Is the code making sense? Any suggestions for improvement/correction?

import numpy as np
from sklearn import model_selection
from sklearn import datasets
from sklearn import svm
import pandas as pd
from sklearn.linear_model import LogisticRegression
from scipy.stats import sem, t
from scipy import mean

lista_matrizes = []


UNSW = pd.read_csv('/home/sec/Desktop/CEFET/UNSW_NB15_testing-set.csv')

previsores = UNSW.iloc[:,UNSW.columns.isin(('sload','dload',
                                                   'spkts','dpkts','swin','dwin','smean','dmean',
'sjit','djit','sinpkt','dinpkt','tcprtt','synack','ackdat','ct_srv_src','ct_srv_dst','ct_dst_ltm',
 'ct_src_ltm','ct_src_dport_ltm','ct_dst_sport_ltm','ct_dst_src_ltm')) ].values


classe= UNSW.iloc[:, -1].values

#iris = datasets.load_iris()
#print(iris.data.shape, iris.target.shape)

X_train, X_test, y_train, y_test = model_selection.train_test_split(
previsores, classe, test_size=0.4, random_state=0)

print(X_train.shape, y_train.shape)
#((90, 4), (90,))
print(X_test.shape, y_test.shape)
#((60, 4), (60,))

logmodel = LogisticRegression()
logmodel.fit(X_train,y_train)
print(previsores.shape)

#clf = svm.SVC(kernel='linear', C=1).fit(X_train, y_train)
print(logmodel.score(X_test, y_test) ) 


#Computing cross-validated metrics

logmodel = LogisticRegression()
scores = model_selection.cross_val_score(
    logmodel, previsores, classe, cv=30)

print(scores)                                             
#array([ 0.96...,  1.  ...,  0.96...,  0.96...,  1.        ])
#print("Accuracy: %0.2f (+/- %0.2f)" % (scores.mean(), scores.std() * 2))

########K FOLD
print('########K FOLD########K FOLD########K FOLD########K FOLD')
from sklearn.model_selection import KFold
from sklearn.metrics import confusion_matrix

kf = KFold(n_splits=3, random_state=None, shuffle=False)
kf.get_n_splits(previsores)
for train_index, test_index in kf.split(previsores):

    X_train, X_test = previsores[train_index], previsores[test_index]
    y_train, y_test = classe[train_index], classe[test_index]

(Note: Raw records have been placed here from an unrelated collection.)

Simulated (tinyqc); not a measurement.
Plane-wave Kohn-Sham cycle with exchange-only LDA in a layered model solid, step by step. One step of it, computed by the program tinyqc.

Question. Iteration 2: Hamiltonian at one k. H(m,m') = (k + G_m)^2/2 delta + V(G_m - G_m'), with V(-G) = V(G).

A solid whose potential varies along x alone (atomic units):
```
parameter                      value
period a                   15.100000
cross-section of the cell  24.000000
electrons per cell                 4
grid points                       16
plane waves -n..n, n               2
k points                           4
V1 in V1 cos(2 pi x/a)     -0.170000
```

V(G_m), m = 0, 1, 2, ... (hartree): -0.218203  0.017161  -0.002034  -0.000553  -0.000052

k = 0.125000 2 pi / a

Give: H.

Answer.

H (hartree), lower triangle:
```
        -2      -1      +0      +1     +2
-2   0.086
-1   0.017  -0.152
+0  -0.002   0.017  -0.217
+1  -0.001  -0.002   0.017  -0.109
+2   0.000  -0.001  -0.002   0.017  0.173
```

    logmodel.fit(X_train, y_train)
    print (confusion_matrix(y_test, logmodel.predict(X_test)))

    lista_matrizes.append(confusion_matrix(y_test, logmodel.predict(X_test)))


#print(lista_matrizes)

final = np.mean(lista_matrizes, axis=0)
print(f" Mean confidence Matrix  \n{final}")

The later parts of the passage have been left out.